Tried the same by measuring cpu time.
int main()
{
clock_t startTime;
clock_t endTime;
int height =1024;
int width =1024;
// 700 ms
cv::Mat in(height,width,CV_8UC1, cv::Scalar(255));
std::cout << "value: " << (int)in.at<unsigned char>(0,0) << std::endl;
cv::Mat out(height,width,CV_8UC1);
startTime = clock();
out = in/4;
endTime = clock();
std::cout << "1: " << (float)(endTime-startTime)/(float)CLOCKS_PER_SEC << std::endl;
std::cout << "value: " << (int)out.at<unsigned char>(0,0) << std::endl;
startTime = clock();
in /= 4;
endTime = clock();
std::cout << "2: " << (float)(endTime-startTime)/(float)CLOCKS_PER_SEC << std::endl;
std::cout << "value: " << (int)in.at<unsigned char>(0,0) << std::endl;
//40 ms
cv::Mat in2(height,width,CV_8UC1, cv::Scalar(255));
startTime = clock();
for (int y=0; y < in2.rows; ++y)
{
//unsigned char* ptr = in2.data + y*in2.step1();
unsigned char* ptr = in2.ptr(y);
for (int x=0; x < in2.cols; ++x)
{
ptr[x] /= 4;
}
}
std::cout << "value: " << (int)in2.at<unsigned char>(0,0) << std::endl;
endTime = clock();
std::cout << "3: " << (float)(endTime-startTime)/(float)CLOCKS_PER_SEC << std::endl;
cv::namedWindow("...");
cv::waitKey(0);
}
with results:
value: 255
1: 0.016
value: 64
2: 0.016
value: 64
3: 0.003
value: 63
you see that the results differ, probably because mat.divide()
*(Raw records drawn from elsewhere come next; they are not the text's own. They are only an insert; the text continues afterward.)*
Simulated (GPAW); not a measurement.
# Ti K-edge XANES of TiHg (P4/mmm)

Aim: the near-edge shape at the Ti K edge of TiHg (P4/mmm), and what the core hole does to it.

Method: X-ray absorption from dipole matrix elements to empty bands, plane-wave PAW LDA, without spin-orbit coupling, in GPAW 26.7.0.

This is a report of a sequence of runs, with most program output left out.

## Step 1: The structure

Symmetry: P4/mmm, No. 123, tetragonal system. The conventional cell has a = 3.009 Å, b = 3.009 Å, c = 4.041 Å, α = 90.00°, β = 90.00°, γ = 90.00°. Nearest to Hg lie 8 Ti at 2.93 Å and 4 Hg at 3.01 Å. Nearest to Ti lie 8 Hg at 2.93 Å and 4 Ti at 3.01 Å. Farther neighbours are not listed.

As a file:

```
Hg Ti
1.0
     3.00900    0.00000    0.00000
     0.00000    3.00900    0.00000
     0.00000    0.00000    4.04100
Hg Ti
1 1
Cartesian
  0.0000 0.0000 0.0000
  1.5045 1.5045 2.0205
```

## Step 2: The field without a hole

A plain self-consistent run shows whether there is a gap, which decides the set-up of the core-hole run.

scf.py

does perform floating point division and rounding to next. While you use integer division in your faster version, which is faster but gives a different result.
In addition, there is a saturate_cast in openCV computation, but I guess the bigger computation load difference will be the double precision division.